The Italians were the first to codify and systematize ballet training. Enrique Cecchetti, born in the dressing room of a theater in 1850, is considered the father of this method, though Cecchetti built on the principles of Carlo Blasis, who codified his own teaching method in 1820.
Known for its brilliancy and virtuosity, this method includes many unique modifications of steps. For example, an Italian changement is a change of the feet done in the same way as a traditional changment except that both legs come to a retiré position mid-changée. Other evolutions include interesting “off-balance” poses – think a lá secónde with the body tilted away from the leg. Additionally, new labels and executions were created for port de bras, arabesques, attitudes, body positions and wall/corner numbering. Perhaps the most widely-seen modification is the flexed-foot, floor-striking battement frappé, which is seen in the classes of other techniques quite frequently.

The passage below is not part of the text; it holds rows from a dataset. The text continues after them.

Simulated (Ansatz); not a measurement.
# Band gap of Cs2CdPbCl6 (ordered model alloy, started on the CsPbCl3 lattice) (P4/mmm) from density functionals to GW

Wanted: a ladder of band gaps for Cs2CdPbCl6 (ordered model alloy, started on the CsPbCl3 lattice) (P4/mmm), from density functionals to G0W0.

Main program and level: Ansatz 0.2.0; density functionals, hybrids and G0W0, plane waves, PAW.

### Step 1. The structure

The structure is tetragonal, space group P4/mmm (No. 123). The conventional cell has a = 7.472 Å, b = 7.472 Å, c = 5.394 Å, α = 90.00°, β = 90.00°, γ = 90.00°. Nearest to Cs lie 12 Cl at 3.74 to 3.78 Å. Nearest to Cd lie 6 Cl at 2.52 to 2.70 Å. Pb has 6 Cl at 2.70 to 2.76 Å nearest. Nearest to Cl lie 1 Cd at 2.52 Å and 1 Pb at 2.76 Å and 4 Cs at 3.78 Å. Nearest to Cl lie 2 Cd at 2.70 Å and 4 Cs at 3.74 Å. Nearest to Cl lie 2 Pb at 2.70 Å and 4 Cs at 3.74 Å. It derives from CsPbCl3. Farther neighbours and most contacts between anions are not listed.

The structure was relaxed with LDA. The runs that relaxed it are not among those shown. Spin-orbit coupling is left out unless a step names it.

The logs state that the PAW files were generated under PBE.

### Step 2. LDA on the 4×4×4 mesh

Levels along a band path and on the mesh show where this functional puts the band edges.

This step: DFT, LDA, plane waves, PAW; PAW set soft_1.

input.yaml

As a part of the systematization of this method, the Cecchetti technique is governed by a strict program of examinations, and classes for each level are actually pre-set for the particular day of the week, so that the teachers do not plan new barre exercises or centre enchainments each week. This helps the students to study and perfect examination exercises.
The Cecchetti Counsel of America is the accrediting institution in the U.S., but the true home of this technique is the Accademia Teatro alla Scala in Italy. The Scala school is not just for dance but also includes music, stage, and performing arts management departments.
The ballet company of La Scala is one of the most revered in the world, and was and is home to many of the most famous dancers of today and yesterday including Maria Taglioni, Carlotta Grisi, Roberto Bolle and Alessandra Ferri. And although Svetlana Zakharova is a Vaganova ballerina, one of her current contracts is as a principal dancer étoile with La Scala.